In Part 2 of this post we will continue covering some aspects related to PDF conversion and discussing the state-of-the-art in accomplishing the translation task.
What’s the big deal with PDF conversion?
Why not simply cut and paste, it’s easy to do and doesn’t cost anything.
Extracting textual information from PDFs – though time-consuming – can seem relatively easy at first glance. You can copy and paste, take screenshots and even manually retype any needed information. However, it becomes nearly impossible when copying from the PDF isn’t allowed or when a pasted section produces results that cannot be used. Also, it may seem easy to overcome an iceberg when you consider only the visible part, but there are more things to consider under the surface. The visual part of a PDF document – the look and feel – is only the tip of the iceberg.

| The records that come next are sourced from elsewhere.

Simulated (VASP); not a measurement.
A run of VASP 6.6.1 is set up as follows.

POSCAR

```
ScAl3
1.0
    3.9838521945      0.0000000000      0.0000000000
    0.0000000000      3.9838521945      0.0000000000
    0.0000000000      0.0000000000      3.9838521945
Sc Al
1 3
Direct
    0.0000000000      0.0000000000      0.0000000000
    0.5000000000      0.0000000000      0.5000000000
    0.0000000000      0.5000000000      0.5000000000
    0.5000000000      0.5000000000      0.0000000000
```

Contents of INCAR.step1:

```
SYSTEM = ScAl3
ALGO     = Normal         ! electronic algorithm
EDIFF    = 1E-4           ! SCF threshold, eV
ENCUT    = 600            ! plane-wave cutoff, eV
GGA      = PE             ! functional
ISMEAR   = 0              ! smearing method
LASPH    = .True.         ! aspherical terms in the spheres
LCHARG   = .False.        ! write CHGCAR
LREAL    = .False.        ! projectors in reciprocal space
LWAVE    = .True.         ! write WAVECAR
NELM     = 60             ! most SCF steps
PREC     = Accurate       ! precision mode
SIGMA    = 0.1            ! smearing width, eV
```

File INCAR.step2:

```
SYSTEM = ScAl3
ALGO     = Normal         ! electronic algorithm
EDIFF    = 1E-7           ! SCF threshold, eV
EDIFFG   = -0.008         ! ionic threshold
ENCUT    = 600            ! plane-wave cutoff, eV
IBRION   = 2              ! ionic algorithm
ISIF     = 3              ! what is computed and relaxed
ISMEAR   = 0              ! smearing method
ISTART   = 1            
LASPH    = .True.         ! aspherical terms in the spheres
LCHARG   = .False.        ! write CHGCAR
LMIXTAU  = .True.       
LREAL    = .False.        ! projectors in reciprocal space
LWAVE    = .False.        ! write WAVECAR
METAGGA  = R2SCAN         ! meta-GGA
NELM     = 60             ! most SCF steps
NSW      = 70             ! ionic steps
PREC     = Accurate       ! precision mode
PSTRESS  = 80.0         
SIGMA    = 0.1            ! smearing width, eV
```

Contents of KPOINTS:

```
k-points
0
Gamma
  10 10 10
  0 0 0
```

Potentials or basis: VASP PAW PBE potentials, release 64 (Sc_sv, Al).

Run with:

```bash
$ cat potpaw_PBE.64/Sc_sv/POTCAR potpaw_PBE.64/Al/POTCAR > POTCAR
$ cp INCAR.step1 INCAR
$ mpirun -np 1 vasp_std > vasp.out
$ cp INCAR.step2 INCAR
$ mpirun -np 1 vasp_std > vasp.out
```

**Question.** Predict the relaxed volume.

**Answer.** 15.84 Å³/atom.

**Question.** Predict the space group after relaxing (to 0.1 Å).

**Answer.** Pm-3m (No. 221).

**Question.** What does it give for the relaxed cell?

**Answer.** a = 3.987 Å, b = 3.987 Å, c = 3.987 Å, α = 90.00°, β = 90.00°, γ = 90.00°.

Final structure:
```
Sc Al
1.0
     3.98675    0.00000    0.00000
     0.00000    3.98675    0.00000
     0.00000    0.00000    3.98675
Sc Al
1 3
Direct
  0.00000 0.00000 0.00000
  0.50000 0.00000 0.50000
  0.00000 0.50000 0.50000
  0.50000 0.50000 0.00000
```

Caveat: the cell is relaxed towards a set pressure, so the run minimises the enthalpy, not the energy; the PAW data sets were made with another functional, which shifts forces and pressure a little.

Are all PDFs created equal?
Every PDF has its own shape and features – no two are the same. There are several different flavors of PDF, but you can reduce all flavors into basically 2 types: Distilled PDF and Scanned PDF. You get Distilled PDF when you produce a PDF document from a text publishing tool (via Acrobat Distiller or other PDF writers). Adobe Acrobat allows other flavors of PDF to contain raster images of each of the pages of the document (with or without some text in the background to allow text searching). These PDF documents are referred to as Scanned PDF. You get these when you scan paper documents (via Acrobat Exchange or some other method).
Does the type of PDF created matter?
Yes, it does. When it comes to converting PDFs into an editable format, the nature of the PDF does matter. Extracting text from a Scanned PDF is not that simple and it requires at least some tailoring to the problem at hand and good OCR software. The complications arise when, for instance, the image is noisy or text pixels cannot be well distinguished from the background. In this case, the OCR process does not work as smoothly because it depends on the quality of the provided PDF. Usually it will require a lot of clean up once they are converted.
What types of documents will convert easily?
It is important to note that process optimization is a utopia when it comes to translating PDFs, but as a general rule, the simpler the layout of the source documents, the better the converted documents will be. For instance, if you are converting novels, since there is typically not much layout in the source documents, you can expect a lot of success (and hence very little cleanup) in converting these to editable format. If, on the other hand, you’ve got complex pages such as scanned scientific journal pages, which are likely to contain multiple columns, lots of complex tables, math, footnotes and bibliographies, you should expect have to do a fair amount of cleanup on the converted documents.
Is there anything happening to make PDF conversion easier in the future?
Several tools have been designed and developed to interact with PDF documents. Beside the common Adobe products and solutions, third party developers propose many different softwares and API, either under license or as freeware. Consequently, a wide range of PDF tools are proposed in the market. Most of them allow for the extraction of textual content but their practical use is limited in the sense that the text’s reading order is not necessary preserved, especially when handling multi-column documents, or in the presence of complex layouts.
Adobe Acrobat X Pro [ https://acrobat.adobe.com/us/en/acrobat/acrobat-pro.html ] does a startlingly good job of exporting PDF files into Word or Excel editable documents. It isn’t perfect, and didn’t select the correct fonts when exporting my test documents, but it did a far better job of preserving the original format than anything I’ve seen in third-party software. This export function worked best when I used Distilled PDFs—not from a scanned image. In contrast, Scanned PDFs contain only a picture of the original text, and Acrobat can only extract the text by using its built-in Optical Character Reading (OCR) software. Acrobat X has more accurate OCR than previous versions did, but it still lags far behind the best third-party OCR software like ABBYY Finereader 10 Professional Edition [ https://www.abbyy.com/finereader/ ].
Our experience is that you need to experiment with various options to see which ones best fit into your needs and work best with your PDF documents. Our approach is constantly re-evaluating the various tools, methods and techniques available and incorporating the best of what’s out there into what we do.
The fact is all PDF files used as a source for translation need reworking before they’re translated into several languages. By making the native source documents available to your translation partner, you will avoid any rework or any unnecessary preparation of the documents before translation can start. It will allow us to perform a full analysis and it will let you stay in control of your budget and schedule without any surprises down the road. PDFs serve a purpose, but when it comes to translation, there is nothing better than the real thing: native source documents (such as FrameMaker, InDesign, Quark XPress, etc).